On Thu, May 28, 2015 at 2:11 PM, Canek Peláez Valdés <[email protected]> wrote:
>
> Actually, it does work (see attached screenshot). I set my root= kernel
> command line parameter wrong on purpose, and systemd (inside dracut) dropped
> me inside a rescue shell.

Interesting.  Perhaps it just enables shell access.

There is a separate option that configures whether dracut drops to a
shell at all, or if it just hangs on failure.  The latter might be
desirable for security purposes in some cases.

Are you sure that you don't get a shell if you don't pass emergency on
the command line, but still have an invalid root=?

>
>>  Usually when somebody
>> wants a rescue shell, they want it in their root filesystem, and not
>> in their initramfs before it has pivoted.  That is why dracut has
>> options like rd.break.
>
> But that doesn't help you at all when the problem is exactly that you cannot
> mount your root filesystem. With the rescue shell of systemd (inside
> dracut), you can analyze the problem, or perhaps even mount your root
> filesystem and continue the boot process; the initramfs should have all the
> necessary tools to do that.

rd.break DOES give you a shell before root is mounted, if you tell it to.

rd.shell tells dracut to give you a shell if something fails

rd.break forces a shell at the specified point, whether something fails or not.

The official docs do not list emergency as a valid dracut option.
Obviously systemd uses it, but again the fact that you had to mangle
your root= option sugests that systemd within dracut ignores it if it
can mount your root.

>
>> If the problem were with systemd/services/etc in the actual root
>> filesystem (once the actual distro has started booting), then putting
>> emergency on the command line should get you a rescue shell.
>
> Again, what if the problem is before *that*?

Then you tell dracut to drop to a shell.  I wasn't aware that the
emergency option actually made a difference, though I'm still not 100%
sure that was what did it.

>
>> The same generally applies to openrc - if the initramfs isn't mounting
>> your root filesystem, then passing instructions to openrc won't do
>> anything since in that case openrc isn't even running.
>
> But in this case, systemd *is* inside the initramfs:
>
> # ls usr/lib/systemd/
> network  systemd-cgroups-agent     systemd-journald        systemd-shutdown
> systemd-vconsole-setup
> system   systemd-fsck              systemd-modules-load    systemd-sysctl
> system-generators
> systemd  systemd-hibernate-resume  systemd-reply-password  systemd-udevd
>
> That's my initramfs. With dracut, systemd *is* the initramfs init system.

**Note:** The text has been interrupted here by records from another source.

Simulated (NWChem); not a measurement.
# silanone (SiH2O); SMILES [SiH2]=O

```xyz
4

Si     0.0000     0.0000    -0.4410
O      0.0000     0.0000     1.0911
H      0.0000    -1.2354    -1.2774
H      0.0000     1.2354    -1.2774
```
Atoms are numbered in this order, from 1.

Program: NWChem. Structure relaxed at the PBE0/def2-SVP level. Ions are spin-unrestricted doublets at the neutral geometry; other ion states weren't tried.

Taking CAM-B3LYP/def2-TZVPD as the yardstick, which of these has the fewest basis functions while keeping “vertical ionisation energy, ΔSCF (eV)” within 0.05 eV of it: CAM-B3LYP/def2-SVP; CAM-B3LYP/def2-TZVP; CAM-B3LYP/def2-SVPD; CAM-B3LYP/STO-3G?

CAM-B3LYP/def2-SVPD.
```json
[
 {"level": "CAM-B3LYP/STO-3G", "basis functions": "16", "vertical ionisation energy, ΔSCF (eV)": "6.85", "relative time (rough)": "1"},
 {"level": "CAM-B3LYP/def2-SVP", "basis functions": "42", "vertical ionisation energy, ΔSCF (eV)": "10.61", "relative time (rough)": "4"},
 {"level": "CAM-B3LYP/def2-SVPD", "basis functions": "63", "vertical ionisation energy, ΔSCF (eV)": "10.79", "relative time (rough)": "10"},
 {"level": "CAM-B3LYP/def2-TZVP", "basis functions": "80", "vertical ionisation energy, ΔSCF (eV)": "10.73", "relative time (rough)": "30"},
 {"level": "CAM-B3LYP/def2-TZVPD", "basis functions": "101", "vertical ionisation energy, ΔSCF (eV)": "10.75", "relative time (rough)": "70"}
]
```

Sure, and that is how mine works as well.  But, obviously systemd in
dracut is configured to ignore that parameter when root= is valid,
otherwise you'd get a shell every time.  I'd have to check the docs,
but I suspect that the behavior is configurable, and systemd within
the initramfs is configured differently.  If nothing else they could
just make the rescue target launch the default target/etc.